Need a Lifeguard? Ours Walks on Water.

We’ve all seen those messages on church signs and billboards. “Where will you spend eternity? Smoking or non?” “Try our Sundays. They are better than Baskin-Robbins.” “Welcome to CH CH. What’s missing? UR.” “You have one new friend request, from Jesus. Confirm? Ignore?” “Walmart isn’t the only saving place.” “God answers knee-mail.” “Santa Clause never died for anyone.” “What happens in Vegas is forgiven here.” Or my personal favorite, “Don’t let worries kill you, let the church help.”

Though they are funny, charming, often sincere, and sometimes even terrifying, many churches use these pithy sayings to serve as an invitation to join them in worship. But I have to wonder how many of them work? How many people actually decide to come to a church because of what their front sign says? Maybe more than I give them credit for, but I doubt it’s a lot.

The struggle our congregation, and many churches like ours have, is that we can’t fully fit our rich, deep, awe-filled, and wrestling faith on a billboard; not because we don’t have funny or insightful things to say, but because it’s hard for us to find the words in which to say them with honesty. If we did, what would it look like?

“Finally found Jesus? Come tell us where he was hiding.” “Don’t know what to believe? Perfect, sometimes we don’t either.” “Do you enjoy praise bands and projector screens in worship? Keep driving. Nothing to see here.” Or how about, "Think there’s only one way to read the Bible? Worship is at noon."

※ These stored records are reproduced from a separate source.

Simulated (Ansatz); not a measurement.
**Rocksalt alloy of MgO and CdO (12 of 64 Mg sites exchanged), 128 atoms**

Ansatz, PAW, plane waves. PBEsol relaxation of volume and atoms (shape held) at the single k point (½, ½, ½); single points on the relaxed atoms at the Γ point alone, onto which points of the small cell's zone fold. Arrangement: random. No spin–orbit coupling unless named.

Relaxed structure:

One of the reasons I love our Reformed tradition is precisely because we couldn’t fit our understanding of the Christian faith on a church sign if we tried; for it is shrouded in mystery and continuing revelation. We are called to approach God with a humility that acknowledges our own limitations. We will always have more questions than answers.

As Frederick Buechner writes, “To say that God is mystery is to say that you can never nail him down. Even on Christ the nails proved ineffective.” That’s too many words to put on a sign, and that’s the point.